Image to Text (OCR)

Extract text from screenshots, scans, and photos in 10 languages. tesseract.js, runs in your browser.

published

  • [FREE]
  • [NO_SIGNUP]
  • [NO_UPLOAD]

An image-to-text (OCR) tool extracts the written words from screenshots, scans, and photos of printed text. This one runs tesseract.js in your browser — no upload, no signup, ten languages.

When OCR works well

  • Clean screenshots of code, terminals, error dialogs — almost always >95% accurate.
  • Scanned documents at 300 DPI or better — book pages, contracts, receipts.
  • Phone photos of printed text, shot straight-on with good lighting and tight crop.
  • PDFs converted to PNG — extract one page at a time.

When OCR struggles

  • Handwriting — tesseract is trained on printed fonts; handwriting needs a different model.
  • Low-resolution photos — anything under ~150 DPI degrades fast.
  • Text on busy backgrounds — magazine ads, product packaging, decorated invitations.
  • Skewed or rotated text — straighten the image first (any photo app).
  • Stylized fonts — script, blackletter, distressed/grunge fonts confuse the model.

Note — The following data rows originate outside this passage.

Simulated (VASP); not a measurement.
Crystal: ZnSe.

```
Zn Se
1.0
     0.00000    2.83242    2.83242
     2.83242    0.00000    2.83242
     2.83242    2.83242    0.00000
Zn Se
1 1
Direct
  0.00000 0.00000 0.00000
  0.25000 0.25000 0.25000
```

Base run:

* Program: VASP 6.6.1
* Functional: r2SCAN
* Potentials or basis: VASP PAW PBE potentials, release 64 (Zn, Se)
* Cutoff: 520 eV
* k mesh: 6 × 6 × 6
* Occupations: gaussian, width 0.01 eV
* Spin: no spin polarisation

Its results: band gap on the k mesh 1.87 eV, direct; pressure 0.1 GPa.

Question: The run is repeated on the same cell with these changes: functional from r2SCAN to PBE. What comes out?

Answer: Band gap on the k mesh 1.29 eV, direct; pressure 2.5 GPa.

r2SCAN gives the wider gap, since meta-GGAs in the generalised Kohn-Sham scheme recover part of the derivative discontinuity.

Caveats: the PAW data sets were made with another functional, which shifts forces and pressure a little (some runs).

When in doubt, look at the confidence percentage in the result. Above 90% usually matches character-for-character. Below 70% means you should proofread.

Languages

CodeLanguageModel size
engEnglish~11 MB
spaSpanish~7 MB
fraFrench~6 MB
deuGerman~8 MB
porPortuguese~5 MB
itaItalian~6 MB
nldDutch~5 MB
jpnJapanese~13 MB
chi_simChinese (Simplified)~14 MB
chi_traChinese (Traditional)~14 MB

Each model is the tesseract LSTM-trained variant from the official tessdata repository. Downloaded once per language and cached by your browser.

How the recognition works

  1. The browser decodes your image into RGBA pixels via createImageBitmap.
  2. tesseract.js spawns a Web Worker for off-main-thread processing.
  3. The worker loads the WebAssembly Tesseract engine (~4 MB, cached after first load).
  4. The worker loads the trained model for your chosen language (5–14 MB, cached after first load per language).
  5. Tesseract runs page-segmentation → line detection → word recognition → LSTM character classification.
  6. The worker returns the full plain-text result + a confidence score.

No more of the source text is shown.